Reports: ND655152-ND6: Broadband Microwave Characterization of Pyrolysis Intermediates Formed by Oxygenated Fuels

Timothy S. Zwier, Purdue University

The chemical complexity of hydrocarbon fuels and the fast-expanding list of oxygenated fuels used as additives present a challenge to the scientific community seeking to provide a molecular-scale understanding of their combustion. The development of accurate combustion models stands on a foundation of experimental data on the kinetics and product branching ratios of individual reaction steps. This grant has as its new direction the marriage of a hyperthermal reactor as flash pyrolysis source with broadband microwave detection to carry out isomer-specific spectroscopy on the reactive intermediates formed during their pyrolysis and combustion. Chirped-pulse Fourier Transform microwave spectroscopy (CP-FTMW) is being used to provide high resolution microwave data spanning the 7.5-18.5 GHz range to structurally characterize key fuel components and pyrolysis intermediates.
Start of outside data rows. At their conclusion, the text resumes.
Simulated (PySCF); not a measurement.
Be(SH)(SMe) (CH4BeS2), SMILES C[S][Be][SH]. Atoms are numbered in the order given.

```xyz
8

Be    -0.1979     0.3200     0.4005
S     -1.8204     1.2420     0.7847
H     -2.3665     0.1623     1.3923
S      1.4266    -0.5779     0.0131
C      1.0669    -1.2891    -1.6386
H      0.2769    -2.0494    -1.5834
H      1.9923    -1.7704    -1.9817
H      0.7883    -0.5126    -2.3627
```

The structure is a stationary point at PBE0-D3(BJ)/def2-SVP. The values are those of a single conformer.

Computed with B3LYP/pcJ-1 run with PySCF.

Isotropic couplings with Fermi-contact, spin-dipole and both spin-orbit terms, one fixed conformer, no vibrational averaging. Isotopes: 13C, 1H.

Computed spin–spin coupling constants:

During the first year of the grant, we have focused attention on an important aspect of the long-term success of this endeavor; namely, the development of methods for selectively extracting the microwave spectral transitions due to a single component out of an otherwise complicated multicomponent mixture. The method operates the broadband chirped-pulse used to excite the sample in the strong-field limit through a combination of high power and control of the frequency sweep rate. We have introduced a procedure by which a set of three microwave transition frequencies are selected that can be incorporated as a set of resonant single-frequency microwave pulses that follow broadband chirped-pulse excitation, resulting in a reduction in the coherent signal from a set of transitions ascribable to a single component of the mixture. The difference in the CP-FTMW spectrum with and without this set of multi-resonant single-frequency pulses, produces a set of transitions that can confidently be assigned to a single component of the mixture, aiding the analysis of its spectrum. To date, the scheme has been applied to a series of model compounds, including methyl butyrate, a model biofuel, for which we have obtained conformer-specific microwave spectra of its two populated conformations. We have also refined our high-temperature pyrolysis source to improve its stability and its high temperature operation. We have also completed the construction of a 10-meter long room-temperature microwave cell that we can use to record spectra at ambient temperatures, for comparison of the jet-cooled spectra. This combination of expansion-cooled and ambient measruements can add new insight to the large-amplitude motions present in many of these flexible biofuels.

Alicia Hernandez-Castillo has been supported on a graduate research assistantship by this grant. She is currently in her third year of graduate school. During the period of her support from PRF, she has gained extensive experience in broadband microwave spectroscopy and data analysis. She has developed a suite of MatLab programs that she uses to process and analyze the broadband microwave data. She has also gained experience in the design and construction of scientific equipment through her design improvements to our pyrolysis source.

As principal investigator, this New Directions grant has provided critical resources to develop these microwave-based methods for detecting single components of mixtures, which expand the conformer-specific laser-based IR/UV double resonance tools that were used previously by my group to study aromatic-containing flexible molecules.